Years ago, Karina was consoling her dear friend who had lost her father. Her friend is the youngest of 10 siblings, and if all goes according to plan, over the course of her life, she will experience the loss of her entire family. She was struggling with that thought, having suffered the pain of losing her father; the daunting understanding of how many losses were in her future weighed on her. Karina shared this story with her.
There was a monk who had a morning ritual to sit down with his very favorite cup, pour tea, and meditate each morning. He was very intentional about this process, appreciating each aspect of this rather simple routine. He loved his cup, his tea, his routine. Each time he poured his tea, he said aloud, “The cup is already broken.” Witnesses of this routine found it odd. The cup wasn’t broken, he drank from it daily. He loved that cup; he made it clear that it was his favorite. But he did this for years, each day saying the same thing, “The cup is already broken.” Then, one day, as he finished his tea, the cup slipped from his hand and shattered on the floor. He looked down and smiled, saying aloud, “See, I told you so. It’s already broken.”

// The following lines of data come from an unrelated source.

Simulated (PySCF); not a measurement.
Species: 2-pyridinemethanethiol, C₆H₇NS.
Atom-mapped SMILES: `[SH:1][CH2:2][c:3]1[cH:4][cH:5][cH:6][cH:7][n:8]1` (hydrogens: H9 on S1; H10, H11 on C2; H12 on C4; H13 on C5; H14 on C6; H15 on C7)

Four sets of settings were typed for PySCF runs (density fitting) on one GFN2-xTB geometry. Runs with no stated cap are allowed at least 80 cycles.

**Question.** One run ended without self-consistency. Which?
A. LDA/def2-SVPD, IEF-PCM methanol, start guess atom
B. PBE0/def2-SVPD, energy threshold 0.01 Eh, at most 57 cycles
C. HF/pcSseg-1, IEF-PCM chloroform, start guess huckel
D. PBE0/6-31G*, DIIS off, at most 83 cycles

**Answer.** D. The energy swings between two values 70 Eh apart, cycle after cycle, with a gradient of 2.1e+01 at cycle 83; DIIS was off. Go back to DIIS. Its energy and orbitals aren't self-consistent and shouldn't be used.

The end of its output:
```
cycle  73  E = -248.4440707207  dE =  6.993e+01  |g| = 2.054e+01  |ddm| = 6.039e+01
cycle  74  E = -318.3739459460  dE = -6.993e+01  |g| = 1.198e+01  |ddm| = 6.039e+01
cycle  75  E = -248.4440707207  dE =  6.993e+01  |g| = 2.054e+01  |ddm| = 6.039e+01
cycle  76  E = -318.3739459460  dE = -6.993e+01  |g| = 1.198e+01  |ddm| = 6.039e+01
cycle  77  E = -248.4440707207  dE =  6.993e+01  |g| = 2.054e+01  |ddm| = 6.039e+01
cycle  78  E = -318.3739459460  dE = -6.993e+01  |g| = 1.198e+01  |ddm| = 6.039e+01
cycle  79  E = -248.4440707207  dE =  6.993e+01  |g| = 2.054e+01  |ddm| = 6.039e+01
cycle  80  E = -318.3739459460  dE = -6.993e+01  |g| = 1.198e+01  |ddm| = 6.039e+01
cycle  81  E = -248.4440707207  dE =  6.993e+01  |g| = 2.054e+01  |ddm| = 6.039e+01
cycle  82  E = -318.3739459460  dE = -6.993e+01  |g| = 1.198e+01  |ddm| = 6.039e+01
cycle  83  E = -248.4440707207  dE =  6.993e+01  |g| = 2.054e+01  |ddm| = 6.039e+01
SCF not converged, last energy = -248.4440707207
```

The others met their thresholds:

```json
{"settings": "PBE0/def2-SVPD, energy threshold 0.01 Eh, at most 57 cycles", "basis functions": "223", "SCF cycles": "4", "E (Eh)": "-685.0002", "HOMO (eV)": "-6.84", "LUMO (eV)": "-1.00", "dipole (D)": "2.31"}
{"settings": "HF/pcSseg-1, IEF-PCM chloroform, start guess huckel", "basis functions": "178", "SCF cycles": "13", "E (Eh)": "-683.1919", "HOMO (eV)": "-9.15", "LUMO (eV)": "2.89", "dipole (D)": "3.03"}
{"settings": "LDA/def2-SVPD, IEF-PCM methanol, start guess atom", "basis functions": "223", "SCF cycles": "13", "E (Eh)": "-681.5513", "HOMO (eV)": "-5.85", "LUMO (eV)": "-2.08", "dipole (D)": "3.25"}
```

“The cup is already broken” has become a mantra in my life now, encapsulating the truth of impermanence and the value of presence. It is an inevitable reality that everyone and everything we love will someday die, including ourselves. We have no way of knowing when or how, but it is the only thing we can truly know. Everything else is an uncertainty, but death is not.
Yet, we grow up thinking we are invincible. We know, intellectually, that people can die. But we don’t really believe it will happen to us. We are the exceptions to the fragility of life. That’s what I thought, at least, until the sudden loss of my mother crushed that illusion. All of a sudden, I was that guy, the one that lost his mom. Eight years later, I was that guy who lost his fiancee. It did happen to me, twice.
My life experience slapped me with reality. And I know I will have to go through it again and again. My dog will die. My dad will die. My friends and family will die. I will die. We can only hope that everyone leaves gracefully in old age, but that hasn’t been the case thus far in my life, so I fully know how fleeting this life can be.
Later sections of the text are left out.